The estimate of a long-term sustainable growth rate for a business enterprise is a key input for valuation estimates using the Income Approach. Research on long-term growth rate estimates disclosed in SEC filings suggests a wide range of growth estimates have been used by appraisers. And what is the relationship between the long-term sustainable growth rate to the growth rates often provided by security analysts? What are the differences in underlying assumptions? Economists have also raised questions regarding the sustainability of long-term growth rates.  Does the risk of the cash flows change over time and how can this changing risk be reflected in the discount rate? Roger J. Grabowski, FASA, will explore this important valuation input.
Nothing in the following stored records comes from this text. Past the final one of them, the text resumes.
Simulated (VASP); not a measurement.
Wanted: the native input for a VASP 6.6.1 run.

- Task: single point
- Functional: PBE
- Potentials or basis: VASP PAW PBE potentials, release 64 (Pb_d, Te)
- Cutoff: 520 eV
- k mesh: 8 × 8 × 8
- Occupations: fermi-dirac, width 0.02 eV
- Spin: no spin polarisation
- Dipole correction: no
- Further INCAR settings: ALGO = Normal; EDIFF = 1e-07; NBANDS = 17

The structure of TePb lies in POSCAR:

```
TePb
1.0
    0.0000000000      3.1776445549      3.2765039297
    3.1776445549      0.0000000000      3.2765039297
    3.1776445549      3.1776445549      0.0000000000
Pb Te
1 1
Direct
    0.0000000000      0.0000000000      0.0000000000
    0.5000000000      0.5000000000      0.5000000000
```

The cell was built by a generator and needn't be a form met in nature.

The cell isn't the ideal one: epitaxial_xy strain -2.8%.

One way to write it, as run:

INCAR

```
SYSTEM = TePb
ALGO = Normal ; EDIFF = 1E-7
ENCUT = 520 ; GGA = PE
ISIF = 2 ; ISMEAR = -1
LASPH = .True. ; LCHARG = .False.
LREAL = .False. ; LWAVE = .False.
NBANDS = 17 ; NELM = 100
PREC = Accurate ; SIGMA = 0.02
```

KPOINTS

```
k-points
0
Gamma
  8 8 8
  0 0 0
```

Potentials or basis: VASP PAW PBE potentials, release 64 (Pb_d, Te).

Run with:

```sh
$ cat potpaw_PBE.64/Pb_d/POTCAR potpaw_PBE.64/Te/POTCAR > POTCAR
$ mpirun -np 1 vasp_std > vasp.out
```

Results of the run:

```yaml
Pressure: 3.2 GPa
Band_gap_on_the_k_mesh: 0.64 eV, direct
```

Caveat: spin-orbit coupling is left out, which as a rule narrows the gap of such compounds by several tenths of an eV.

Mr. Grabowski is a Managing Director with Duff & Phelps LLC and an Accredited Senior Appraiser and Fellow (FASA) of the American Society of Appraisers (ASA) (their highest designation), Business Valuation. He is co-author with Shannon Pratt of Cost of Capital: Applications and Examples, 5th ed. (John Wiley & Sons, 2014), The Lawyer’s Guide to Cost of Capital (ABA, 2014), and Cost of Capital in Litigation: Applications and Examples (John Wiley & Sons, 2010). He is co-author of the Duff & Phelps annual resources for cost of capital data: Valuation Handbook-Guide to Cost of Capital, Valuation Handbook-Industry Cost of Capital, International Valuation Handbook – Guide to Cost of Capital and International Valuation Handbook – Industry Cost of Capital (John Wiley & Sons).